Living the Sustainable Development Goals (SDGs)


Martin J. Ossewaarde, has an MSc in economics from the Erasmus University of Rotterdam, the Netherlands, with a major in institutional economics and a minor in public administration. He designed and conducted several courses in the field of governance and development. His research interests include eco-cities and green economy. Martin established the Green Campus Movement in order to green AUCA’s culture in anticipation of the university’s move (in 2015) to its new, sustainable campus. SAGE is the proud publisher of his book Introduction to Sustainable Development.

It’s been four years since the Sustainable Development Goals (SDGs) 2030 were adopted worldwide. A quarter of the time to achieve them has already passed and still, awareness is low around the world. Good education and training for sustainable development may change that. During my own formative years at Rotterdam University in the 1980s, I was struck by the impacts of dying forests, nuclear disaster (Chernobyl), desertification, and (still in its infant stages) climate change. The planet I loved was threatened by our ignorance, mismanagement and perhaps even greed. On top of that, injustices cause the very unequal and unfair distribution of the costs and benefits of wealth creation. I began studying the issues in-depth and this led to a lifetime involvement in the field of sustainable development. Moreover, I realised early on that I needed to take responsibility for my own impacts, reducing them wherever I could in a process of continual improvement. I am still at it.

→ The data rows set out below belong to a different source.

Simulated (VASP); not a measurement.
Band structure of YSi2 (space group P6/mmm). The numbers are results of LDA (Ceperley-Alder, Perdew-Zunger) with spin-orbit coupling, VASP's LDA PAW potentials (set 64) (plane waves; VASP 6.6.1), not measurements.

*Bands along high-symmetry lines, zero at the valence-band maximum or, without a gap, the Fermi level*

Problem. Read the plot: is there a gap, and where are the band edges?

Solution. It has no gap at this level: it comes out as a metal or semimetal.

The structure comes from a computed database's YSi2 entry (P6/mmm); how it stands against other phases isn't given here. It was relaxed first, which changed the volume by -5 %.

Indeed, we can all do good things for people and the planet. However, these efforts find their limit in matters that are decided by others, especially businesses and governments. Their leaders design and modify the institutions that enable or restrict our collective action people, planet and prosperity. I am speaking about laws and board decisions. Other institutions, such as traditions and social norms, grow more organically, yet they too change over time. Deliberate change takes effort, skill and lots of patience. Last but not least, technology allows certain efficiencies in the way we use resources today, but maybe improved tomorrow. Such improvements are not the result of an autonomous process but of the complex interactions of attitudes, institutions and the incentives they generate.

Why is this important for the SDGs? How shall we make decisions for inclusive, sustainable development, if our consciousness and mindset have not been impacted by integrated SDG thinking? How shall we generate the graduates needed to fill the millions of jobs that now require knowledge, attitudes, values and skills for moving towards the future we want?

My contribution to this educational task is my textbook ‘Introduction to Sustainable Development’,  published by SAGE India in April 2018. It is the fruit of a decade of lecturing in Central Asia and a lot of additional self-study. It is not a compilation of issues and their solutions. Instead, it seeks to challenge and inspire the readers to pause and think about sustainable development in relation to their roles as individuals, parents, future managers and leaders of business, government and civil society. Part One gets to the roots of unsustainable development and paints the promise of sustainability as a new direction for development. Part Two presents all relevant stakeholders and the roles they play best in the complex transition to a sustainable future. Part Three has concrete applications of sustainable development thinking to the key areas of energy, food & agriculture, urban living, and green economy. Every chapter has material from various South Asian countries.

This book may not only be relevant for dedicated courses in (sustainable) development, but also for wider courses about the interactions between agriculture, business or technology on the one hand and society on the other in this age of great global challenges

Last but not least, I hope that this book serves to enlighten environment and development professionals who need an update on their knowledge and background in areas relevant to the SDGs. Finding one’s place in the movement for our common (sustainable) future is a rewarding pursuit.